Should Parasailing be Regulated?
The parasailing death of a tourist off Bradenton Beach June 28 raises questions about the safety and lack of regulation of the popular activity. My Fox Tampa Bay reported it is unclear whether the man was alive or dead when he hit the water after the boat towing him lost propulsion. His wife thinks she saw him waving after landing, but is distraught and unsure.
This is the second parasailing accident in the Bay Area in 10 months. Last September, another tourist was killed on Clearwater beach when her tow rope broke and she was dragged into a volleyball pole.
In the same incident her companion suffered a critical injury . After the accident, lawmakers began discussing legislation to help govern the currently unregulated industry. While operators must have a boating license and follow the same maritime laws as others to avoiding boating accidents, there are no parasail specific regulations.
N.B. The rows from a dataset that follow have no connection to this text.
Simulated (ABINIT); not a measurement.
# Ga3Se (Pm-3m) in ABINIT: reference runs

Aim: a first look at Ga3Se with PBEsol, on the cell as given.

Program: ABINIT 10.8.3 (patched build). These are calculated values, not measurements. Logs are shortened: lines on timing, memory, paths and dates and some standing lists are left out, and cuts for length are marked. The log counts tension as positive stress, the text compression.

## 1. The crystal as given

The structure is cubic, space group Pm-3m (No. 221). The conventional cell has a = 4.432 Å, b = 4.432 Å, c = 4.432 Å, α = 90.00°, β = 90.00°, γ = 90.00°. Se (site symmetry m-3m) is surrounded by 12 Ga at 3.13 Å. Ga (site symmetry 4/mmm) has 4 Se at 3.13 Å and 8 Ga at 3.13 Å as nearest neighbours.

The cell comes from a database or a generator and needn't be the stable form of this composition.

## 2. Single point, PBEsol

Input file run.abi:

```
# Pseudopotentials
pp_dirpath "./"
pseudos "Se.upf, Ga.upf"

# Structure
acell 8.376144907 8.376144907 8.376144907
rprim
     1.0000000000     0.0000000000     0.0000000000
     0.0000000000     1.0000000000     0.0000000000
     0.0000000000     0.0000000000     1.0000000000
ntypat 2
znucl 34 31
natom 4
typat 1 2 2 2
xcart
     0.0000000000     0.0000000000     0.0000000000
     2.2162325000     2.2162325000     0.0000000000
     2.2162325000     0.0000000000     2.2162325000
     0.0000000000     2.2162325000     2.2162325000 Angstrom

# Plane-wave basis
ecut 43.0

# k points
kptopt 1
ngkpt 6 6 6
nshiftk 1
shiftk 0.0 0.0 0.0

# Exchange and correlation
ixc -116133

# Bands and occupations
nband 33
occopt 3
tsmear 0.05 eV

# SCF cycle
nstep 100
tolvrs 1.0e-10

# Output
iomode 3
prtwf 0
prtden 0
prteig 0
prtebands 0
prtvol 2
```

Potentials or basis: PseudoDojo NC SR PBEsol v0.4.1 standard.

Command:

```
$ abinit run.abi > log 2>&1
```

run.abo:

Proposed earlier this year, Senate Bill 392 sought to impose insurance requirements, define unsafe weather conditions, limit tow rope lengths and require operators to stay 1800 feet offshore. It also mandated the use of quick release harnesses, which would prevent parasailers from becoming trapped. This bill died in the Banking and Insurance committee.
The Parasailing Safety Councilis based in the Orlando area and seeks to provide regulation where the government does not. According to their website, they are preparing to circulate comprehensive guidelines that unify all previous documents by the end of June.